BUSH TRACKS
NYUL NYUL HERITAGE TRACKS, LAND AND SEA CONNECTION
All our walking tracks and roads in the Twin Lakes Cultural Park are designed to maintain the old tracks used by Nyul Nyul People. The tracks travel from the sea through to the salt water creeks across the salt marshes and up into the bush eventually reaching the freshwater of the twin lakes.
The land and sea hold the key to a complete diet which the Nyul Nyul people enjoyed all the year round.
“We followed the seasons, seven seasons in all and had many different types of tucker. By eating everything at the right time means there’s a time and a place for everything and everything gets a chance to come back. When it’s time comes it will be there again.” says Bruno“When the season changes we change our diet this is how it’s been going on for tens thousands of years. That’s how our people lived. When our great creator made this earth he put everything there for us. Our old people used to tell us get up do something there’s something out there for you, either you go get it or you leave it!”
Bruno and I came back bush ten years ago and we were so saddened by the damage bush fires had caused to his country. The last of the Nyul Nyul people forced to leave here was around the late 1950’s. It was so obvious that the land had been very badly neglected. We were so moved by this experience and it was then that we decided to commit ourselves to restoring the area. At the time it seemed like an impossible mission two people facing forests of dead wood. There was an eerie silence in the land that was once abundantly alive, teeming with every kind of wild life. The land was desperate and dying!

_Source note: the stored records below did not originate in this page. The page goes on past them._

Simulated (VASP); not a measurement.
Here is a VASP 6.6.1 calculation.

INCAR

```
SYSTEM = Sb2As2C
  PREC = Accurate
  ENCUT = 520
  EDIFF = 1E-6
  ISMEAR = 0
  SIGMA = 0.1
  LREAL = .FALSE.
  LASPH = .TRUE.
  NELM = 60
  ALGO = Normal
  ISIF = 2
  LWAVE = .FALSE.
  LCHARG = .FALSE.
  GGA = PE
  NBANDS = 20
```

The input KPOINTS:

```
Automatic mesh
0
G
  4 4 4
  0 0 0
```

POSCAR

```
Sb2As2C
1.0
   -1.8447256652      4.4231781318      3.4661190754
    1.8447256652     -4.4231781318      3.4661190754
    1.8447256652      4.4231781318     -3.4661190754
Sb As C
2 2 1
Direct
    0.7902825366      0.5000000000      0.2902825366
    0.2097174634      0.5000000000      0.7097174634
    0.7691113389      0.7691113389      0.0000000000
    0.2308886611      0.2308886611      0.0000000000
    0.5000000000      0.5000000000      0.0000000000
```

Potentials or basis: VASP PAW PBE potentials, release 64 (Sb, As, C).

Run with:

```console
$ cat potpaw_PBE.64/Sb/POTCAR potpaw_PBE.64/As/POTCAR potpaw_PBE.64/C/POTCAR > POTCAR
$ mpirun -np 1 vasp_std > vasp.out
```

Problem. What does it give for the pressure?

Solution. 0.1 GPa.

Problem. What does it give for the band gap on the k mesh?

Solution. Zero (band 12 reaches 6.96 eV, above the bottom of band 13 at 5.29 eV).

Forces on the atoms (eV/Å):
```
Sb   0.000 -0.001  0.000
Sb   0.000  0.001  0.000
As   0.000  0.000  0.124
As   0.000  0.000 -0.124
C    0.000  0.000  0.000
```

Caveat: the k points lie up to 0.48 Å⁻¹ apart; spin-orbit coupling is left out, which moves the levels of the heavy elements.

Fortunately Bruno had many memories from his boyhood of spending time with his old people his grandfathers, gulloords and his with grandmothers mimi’s and stories they told of country and Nyul Nyul culture.
As a boy he had travelled extensively on the land by donkey for transport or by foot. Bruno remembered the old tracks and campsites. The experience of being there again touched Bruno, and we decided that we had to do something to save his country.
The government had changed their policies about aboriginal people and their land and many were coming back home. Bruno chose this spot Twin Lakes because it was special to his boyhood. He was connected to the camps and places that he loved plus he had the knowledge from this place, Bruno fortunately was back, home!